A PENZANCE mother jailed after her children were found living in "Dickensian squalor" has seen her sentence halved.
The woman, then 46, who cannot be identified, admitted two counts of cruelty to a child at Truro Crown Court in May this year and was given a two-year jail term after social workers found her two sons living in appalling conditions.
However, top judges at London's Criminal Appeal Court have ruled that the mother was "inadequate rather than deliberately cruel".
They heard how the boys, aged seven and eight at the time, slept in nappies, were covered in dirt, were obese and had recurring head lice.
But the appeal court judges said part of her punishment will be the loss of her children – as she is unlikely to ever care for them again – and reduced the sentence to one year.
The court was told social services became involved with the family when they were living in a "filthy dirty" home – described by one social worker as the worst she had seen.
Following the findings, regular supervision was conducted; improvements were then seen and the intervention was eventually withdrawn.
But it was reported that things deteriorated drastically over the following 15 months, with the children discovered to be living in "utter squalor".

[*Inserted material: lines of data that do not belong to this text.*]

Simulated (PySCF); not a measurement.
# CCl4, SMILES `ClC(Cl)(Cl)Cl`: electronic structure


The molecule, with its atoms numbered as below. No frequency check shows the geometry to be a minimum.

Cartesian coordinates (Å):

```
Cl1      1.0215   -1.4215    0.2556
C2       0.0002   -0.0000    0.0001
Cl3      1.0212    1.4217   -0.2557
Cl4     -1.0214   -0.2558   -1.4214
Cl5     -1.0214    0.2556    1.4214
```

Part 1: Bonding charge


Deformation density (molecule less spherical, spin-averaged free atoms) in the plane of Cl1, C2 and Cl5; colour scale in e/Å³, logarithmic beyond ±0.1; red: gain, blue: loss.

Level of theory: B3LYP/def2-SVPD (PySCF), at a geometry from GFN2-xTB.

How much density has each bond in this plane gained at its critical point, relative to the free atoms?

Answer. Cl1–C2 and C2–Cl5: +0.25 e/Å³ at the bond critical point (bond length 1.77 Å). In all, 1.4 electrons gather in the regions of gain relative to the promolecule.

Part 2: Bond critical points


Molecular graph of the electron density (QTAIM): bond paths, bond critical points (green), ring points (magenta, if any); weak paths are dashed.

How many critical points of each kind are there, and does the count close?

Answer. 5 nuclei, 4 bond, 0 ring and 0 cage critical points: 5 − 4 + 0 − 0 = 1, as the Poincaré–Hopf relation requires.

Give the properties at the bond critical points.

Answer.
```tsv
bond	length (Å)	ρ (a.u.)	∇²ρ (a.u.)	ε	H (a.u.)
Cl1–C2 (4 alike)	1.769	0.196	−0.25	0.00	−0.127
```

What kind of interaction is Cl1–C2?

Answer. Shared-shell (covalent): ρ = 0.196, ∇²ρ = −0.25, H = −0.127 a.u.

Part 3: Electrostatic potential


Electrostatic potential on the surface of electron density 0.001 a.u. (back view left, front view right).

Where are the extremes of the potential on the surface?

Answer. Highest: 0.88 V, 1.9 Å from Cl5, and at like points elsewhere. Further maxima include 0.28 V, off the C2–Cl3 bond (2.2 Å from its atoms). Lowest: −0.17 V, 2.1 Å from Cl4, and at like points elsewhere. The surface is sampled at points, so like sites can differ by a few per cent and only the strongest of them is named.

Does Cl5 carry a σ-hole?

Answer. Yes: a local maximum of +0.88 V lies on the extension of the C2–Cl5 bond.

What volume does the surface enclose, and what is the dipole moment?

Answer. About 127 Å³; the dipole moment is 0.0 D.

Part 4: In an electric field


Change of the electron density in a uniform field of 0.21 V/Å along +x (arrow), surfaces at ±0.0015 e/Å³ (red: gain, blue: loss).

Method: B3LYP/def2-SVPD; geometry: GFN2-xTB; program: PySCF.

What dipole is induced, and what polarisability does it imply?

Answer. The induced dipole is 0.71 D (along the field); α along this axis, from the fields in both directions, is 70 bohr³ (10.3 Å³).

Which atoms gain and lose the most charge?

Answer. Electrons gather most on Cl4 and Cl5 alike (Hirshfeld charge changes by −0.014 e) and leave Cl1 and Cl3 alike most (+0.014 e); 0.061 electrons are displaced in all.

During the sentencing hearing at Truro Crown Court, Judge Christopher Harvey Clark, QC, said that the boys were living in "deplorable conditions" and considered the case to be one of "protracted, willful neglect".
But the mother's lawyers argued that inadequate parenting skills and an inability to cope were to blame, adding the judge didn't take enough account of the difference between positive acts of abuse and cases of neglect.
A spokesman for Cornwall Council social services said: "I have been told that we are not making any comment."